Regulators shut down Signature Bank in New York while vowing to make all depositors of the New York bank and Silicon Valley Bank in California whole.
The $110 billion-asset Signature, which had close ties to the crypto industry, was closed due to “systemic risk,” the Federal Reserve, Federal Deposit Insurance Corp., and Treasury Department said in a press release.
The FDIC created Signature Bridge Bank to operate as it seeks bidders for the institution. Greg Carmichael, who recently announced plans to retire as executive chairman of Fifth Third Bancorp, was named CEO of the bridge bank.
The regulators said Signature’s closure, as well as that of Silicon Valley Bank on Friday, would result in “no losses … borne by the taxpayer.”
“Shareholders and certain unsecured debtholders will not be protected,” the Signature Bank release said. “Senior management has also been removed. Any losses to the Deposit Insurance Fund to support uninsured depositors will be recovered by a special assessment on banks, as required by law.”
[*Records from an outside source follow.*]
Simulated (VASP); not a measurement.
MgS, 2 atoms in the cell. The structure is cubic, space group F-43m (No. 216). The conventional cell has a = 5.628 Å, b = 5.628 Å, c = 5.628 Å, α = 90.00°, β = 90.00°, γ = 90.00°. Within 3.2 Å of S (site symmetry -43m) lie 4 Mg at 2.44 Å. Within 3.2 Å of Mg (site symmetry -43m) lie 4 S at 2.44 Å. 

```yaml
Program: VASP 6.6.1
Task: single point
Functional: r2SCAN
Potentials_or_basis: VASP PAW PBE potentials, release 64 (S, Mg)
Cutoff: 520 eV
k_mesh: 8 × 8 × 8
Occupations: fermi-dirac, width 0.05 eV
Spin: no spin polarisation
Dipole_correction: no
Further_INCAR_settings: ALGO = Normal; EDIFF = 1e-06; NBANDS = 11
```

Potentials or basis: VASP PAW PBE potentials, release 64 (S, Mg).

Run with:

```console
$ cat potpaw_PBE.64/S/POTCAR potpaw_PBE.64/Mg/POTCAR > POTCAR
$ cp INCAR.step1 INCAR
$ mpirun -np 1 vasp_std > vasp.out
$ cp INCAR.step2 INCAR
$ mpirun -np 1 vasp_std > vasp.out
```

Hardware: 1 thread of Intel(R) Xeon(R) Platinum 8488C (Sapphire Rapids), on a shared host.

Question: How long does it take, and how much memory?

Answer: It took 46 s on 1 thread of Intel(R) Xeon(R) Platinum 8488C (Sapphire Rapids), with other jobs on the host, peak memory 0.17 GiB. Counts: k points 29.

The Fed said it will make available additional funding to eligible depository institutions to help “assure banks have the ability to meet the needs of all their depositors.”
Silvergate Capital said earlier in the week that it would voluntarily liquidate its bank with help from its state regulator. SVB Financial quickly imploded a few days later after announcing selling a large amount of securities at a sizeable loss to shore up liquidity.